Books I have read lately (April 2018)

Continued from here.

Highly recommended

Édouard Louis, Who Killed My Father (originally published in 2018 as Qui a tué mon père). Picked up because of my appreciation for his previous books. Louis tries to explain the reason for his the disintegration of his father, a prominent figure in his first autofiction. The text was interesting if you’d read the earlier book, just because his father was inter alia his torturer as the boy Eddy Bellegueule struggled with his sexuality in the lowest social tier of a small town. Here Louis tries to understand him as typical of a group of the French that the government and the economy has forgotten. No punches are pulled, the father is in no way more sympathetic at the end of the book than he was at the beginning, and yet the readers feels enlightened about (and troubled by) an important facet of French society.

Recommended

Chris Beckett, America City. Found on the library’s new book shelf. In a future dystopian U.S. heavily affected by climate change, masses of internal refugees try to cross the country to safer locations and are rejected by their fellow countrypeople. A conservative politician proposes a program to deal with the problems as he runs for president, and hires a liberal consultant to help him figure out how to make him electable. Lots and lots of snark here — it’s a send up of our own current political problems and a humorous and disturbing imagining of what happens when social media culture becomes the only measure of public opinion.

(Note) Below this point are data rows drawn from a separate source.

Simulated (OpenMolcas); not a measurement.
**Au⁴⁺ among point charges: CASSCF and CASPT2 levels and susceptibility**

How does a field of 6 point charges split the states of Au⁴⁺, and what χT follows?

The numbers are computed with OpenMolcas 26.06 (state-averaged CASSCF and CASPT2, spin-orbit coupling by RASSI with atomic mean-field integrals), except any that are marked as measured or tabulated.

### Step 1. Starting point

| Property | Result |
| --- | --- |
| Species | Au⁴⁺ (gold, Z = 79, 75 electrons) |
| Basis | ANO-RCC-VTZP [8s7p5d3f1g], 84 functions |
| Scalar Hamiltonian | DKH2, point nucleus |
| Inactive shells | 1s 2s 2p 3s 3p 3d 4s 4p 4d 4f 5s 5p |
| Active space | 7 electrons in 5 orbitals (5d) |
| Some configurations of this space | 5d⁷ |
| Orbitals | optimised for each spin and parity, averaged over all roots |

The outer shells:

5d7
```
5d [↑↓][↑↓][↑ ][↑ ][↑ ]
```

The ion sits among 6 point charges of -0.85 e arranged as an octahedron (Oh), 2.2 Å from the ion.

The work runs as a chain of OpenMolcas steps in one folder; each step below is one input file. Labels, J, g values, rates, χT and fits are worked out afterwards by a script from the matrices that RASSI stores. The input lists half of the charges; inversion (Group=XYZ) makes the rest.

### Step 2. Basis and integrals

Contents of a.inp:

Nina Revoyr, A Student of History. Also on the new book shelf. A struggling, working class history graduate student at UCLA is hired to transcribe the journals of the elderly doyenne of a storied Los Angeles founding family, encountering about what you’d expect: hidden crimes; wealthy, careless socialites; and his own naivete. If you like Fitzgerald you will probably enjoy this novel, although it’s more direct and blunt. I gather Revoyr is mostly seen as a regional author; I can’t help but think if she were writing about NYC she’d be much more prominent in the literary press.

Diana Evans, Ordinary People. A year in the life: two London couples balance on the tipping point in their marriages. It’s a modern comedy of manners, except that this is the episode after everyone has lived happily every after and has to figure out what to do next. Lots of great observation and I was invested in the characters lives and wanted to know how the story resolved. Picked up because it was mentioned here.

Derek Bissonnette, Soup: The Ultimate Book of Soups and Stews. This is a sort of encyclopedia of soup. After a substantial section on technique (that I skipped), there are dozens of recipes for soups both familiar and new. I made the Mansaf and the Bulgarian Sour Lamb soup before I had to give the book back to the library, and we loved both. See the detailed review at Jennifer Guerrero’s blog., which is why I picked it up. I will probably buy this one.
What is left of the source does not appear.